By R' Shaya Gross, z'l

Posted on 05/09/19

Parshas HaShavua Divrei Torah sponsored by
Dr. Shapsy Tajerstein, DPM - Podiatry Care.
(410) 788-6633

[Ed. Note] Out of the respect and recognition of the impact made by longtime BJL friend and contributor, Reb Shaya Gross, z’l, we will maintain a living memoriam to Shaya through the sweet words and thoughtful insights of  his Divrei Torah. BJL readers will remember his weekly column on the Parsha and on various Torah ideas and concepts. These meaningful words will help us remember this special young man who will be sorely missed and for those who did not merit to know him, this will be the most appropriate way for them to become familiar with who he was.

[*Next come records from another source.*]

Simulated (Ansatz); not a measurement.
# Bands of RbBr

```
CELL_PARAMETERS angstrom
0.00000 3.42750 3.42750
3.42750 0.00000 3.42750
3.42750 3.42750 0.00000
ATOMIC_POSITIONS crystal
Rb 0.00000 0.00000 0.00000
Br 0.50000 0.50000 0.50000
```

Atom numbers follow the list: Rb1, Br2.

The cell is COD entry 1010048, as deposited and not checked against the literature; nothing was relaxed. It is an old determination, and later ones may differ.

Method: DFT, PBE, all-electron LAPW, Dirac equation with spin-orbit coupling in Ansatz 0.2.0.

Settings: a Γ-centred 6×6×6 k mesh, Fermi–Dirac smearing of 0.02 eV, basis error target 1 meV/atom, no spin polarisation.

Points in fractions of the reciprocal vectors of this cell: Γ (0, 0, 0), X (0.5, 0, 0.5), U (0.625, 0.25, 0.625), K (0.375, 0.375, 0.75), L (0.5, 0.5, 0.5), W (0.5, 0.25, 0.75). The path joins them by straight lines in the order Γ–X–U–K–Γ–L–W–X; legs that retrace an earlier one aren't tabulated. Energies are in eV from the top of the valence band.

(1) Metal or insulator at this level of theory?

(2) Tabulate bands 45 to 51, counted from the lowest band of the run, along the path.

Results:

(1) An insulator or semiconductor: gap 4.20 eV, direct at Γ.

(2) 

The Pasuk in this week's Parsha tells us that when one rebukes his fellow Jew, 'ולא תשא עליו חטא.' The simple explanation is that one should be careful to give rebuke in a way where you will not sin, like by embarrassing him.

The Chavas Ya'eer & other commentators explain in a homiletic twist that  ולא תשא עליו' חטא'  means, "don't raise the sin over him." Don't say 'how could you do such a terrible thing, you are such a wicked person.' Rather, lift him up over the sin. Say 'you are such a special person it's not befitting for someone like you to do something like that.'

Perhaps we can take this theme one step further. Not only in regards to rebuking others do we have to be very careful to refrain from derogatory comments and only give positive reinforcement, but also in how we view ourselves. If a person views himself as being a bad person who has sinned in the past, then when more tests come his way, the person might say 'I'm such a bad person already so what difference does it make if I sin more.' Or, 'I'm a not a holy person so my learning, davening, & Mitzvos aren't valuable.'
That is a terrible mistake! 

The correct outlook is to say 'I am a sincere and good person. Although I am not perfect and have my shortcomings, I am seeking to grow and change for the better.' With that outlook, when one is tested with challenges one will be able to say 'no I am not going to give in to the Yetzer Hara because the act that he wants me to do is not befitting someone of my caliber!’

Let us all take this lesson from the Parsha to heart. To always give positive, constructive criticism and for ourselves to always have a healthy self-esteem. This will Iy"H help us overcome a lot of the tests & challenges that the Yetzer Hara sends our way.

[Editor’s note: This was Shaya’s motto. Shaya lived and breathed this every second of his life. Always trying to find the good in every person no matter how far they may have strayed from the path. May we all try to find the good in everyone we meet, and thereby bring an aliya to Shaya’s Neshama.]